While trying to implement a long planned feature, an ad block in Angelfish, the Plasma Mobile webbrowser, I was looking for a mostly complete and performant library that provides this functionality.

First I found libadblockplus, which is a C++ library providing the AdblockPlus core functionality. Sounds great, right? Well, not quite. It includes it’s own v8 java script engine, and since we are talking about a webbrowser with a QML interface here, including a third java script engine and a second copy of v8 was absolutely not an option. Even if this wasn’t a webbrowser, running a java script engine as implementation detail of a library is at least … problematic.

The other option I found is adblock-rust, which is the built-in ad block of the Brave browser. As the name tells, it is written in Rust, and I was originally looking for a C++ library. But it turned out this was not much of a problem, since Rust features excellent C interoperability, just like C++. Based on this common ground, bindings can be created to use Rust code from C++ (and the other way around if needed).

Approach 1

My first approach was to use raw ffi. That means essentially building a C API featuring the typical C primitive types in rust, and telling the rust compiler to represent structs in memory the same way that C would do. Thanks to cbindgen, which automatically generates a header file with the information for the C compiler to know which fields a struct has and were they are, we directly get something we can include in our C++ project.

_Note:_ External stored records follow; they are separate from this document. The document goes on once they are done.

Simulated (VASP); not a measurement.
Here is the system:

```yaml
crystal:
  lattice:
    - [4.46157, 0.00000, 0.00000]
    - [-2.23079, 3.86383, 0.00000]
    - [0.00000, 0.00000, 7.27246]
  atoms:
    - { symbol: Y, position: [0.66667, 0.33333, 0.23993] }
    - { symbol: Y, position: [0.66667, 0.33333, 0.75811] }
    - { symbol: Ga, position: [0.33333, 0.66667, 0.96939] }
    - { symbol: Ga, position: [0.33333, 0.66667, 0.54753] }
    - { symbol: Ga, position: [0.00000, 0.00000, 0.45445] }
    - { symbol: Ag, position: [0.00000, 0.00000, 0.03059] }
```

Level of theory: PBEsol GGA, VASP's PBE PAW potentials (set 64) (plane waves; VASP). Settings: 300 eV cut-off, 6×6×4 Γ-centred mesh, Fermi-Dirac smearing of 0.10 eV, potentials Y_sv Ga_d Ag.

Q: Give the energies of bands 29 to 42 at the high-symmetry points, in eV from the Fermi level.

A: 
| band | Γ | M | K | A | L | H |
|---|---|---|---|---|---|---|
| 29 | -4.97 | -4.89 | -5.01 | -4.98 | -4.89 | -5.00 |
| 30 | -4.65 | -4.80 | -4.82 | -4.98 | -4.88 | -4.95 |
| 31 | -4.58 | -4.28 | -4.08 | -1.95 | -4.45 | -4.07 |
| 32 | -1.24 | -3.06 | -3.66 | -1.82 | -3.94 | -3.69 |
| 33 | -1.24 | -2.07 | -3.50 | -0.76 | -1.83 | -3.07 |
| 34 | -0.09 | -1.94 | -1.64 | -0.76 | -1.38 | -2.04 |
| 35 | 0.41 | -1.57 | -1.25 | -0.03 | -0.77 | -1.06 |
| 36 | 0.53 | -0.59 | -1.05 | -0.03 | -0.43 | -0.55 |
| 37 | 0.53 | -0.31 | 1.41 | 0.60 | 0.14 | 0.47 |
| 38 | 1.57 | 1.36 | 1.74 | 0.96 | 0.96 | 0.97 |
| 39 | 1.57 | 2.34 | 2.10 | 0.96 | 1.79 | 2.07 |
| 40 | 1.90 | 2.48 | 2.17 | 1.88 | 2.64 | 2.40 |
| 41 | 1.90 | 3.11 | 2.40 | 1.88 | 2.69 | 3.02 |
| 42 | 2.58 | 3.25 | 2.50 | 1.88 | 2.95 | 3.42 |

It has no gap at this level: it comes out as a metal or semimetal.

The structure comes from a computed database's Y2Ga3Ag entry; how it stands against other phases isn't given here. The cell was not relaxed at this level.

The rust build system cargo is capable of running custom code at build time, and we can use that to run cbindgen on our rust code, by adding a file named build.rs:

extern crate cbindgen;

use std::env;

fn main() {
    let crate_dir = env::var("CARGO_MANIFEST_DIR").unwrap();

    cbindgen::generate(&crate_dir)
        .unwrap()
        .write_to_file("bindings.h");
}

Our core data structure for the ad block looks like this:

#[repr(C)]
pub struct Adblock {
    blocker: *mut Engine,
}

It stores a pointer to the rust Engine type in a C compatible struct. The struct can not be created directly from C / C++, since we don’t know anything about the Engine type there.

So we need a function on the rust side that creates and initializes the Engine for us and packs it into an Adblock struct. Since the code in angelfish is doing a bit more than only that, the function takes two C string arguments, and returns a pointer to a mutable (non-const) Adblock object.

#[no_mangle]
pub extern "C" fn new_adblock(
    list_dir: *const c_char,
    public_domain_suffix_file: *const c_char,
) -> *mut Adblock

A few more thigs in this function signature are unusual, but they are all related to the FFI / C compatibility we need here:

  • #[no_mangle] tells the rust compiler not to apply its rust specific function name mangling
  • extern "C" tells that this function should use the C calling conventions.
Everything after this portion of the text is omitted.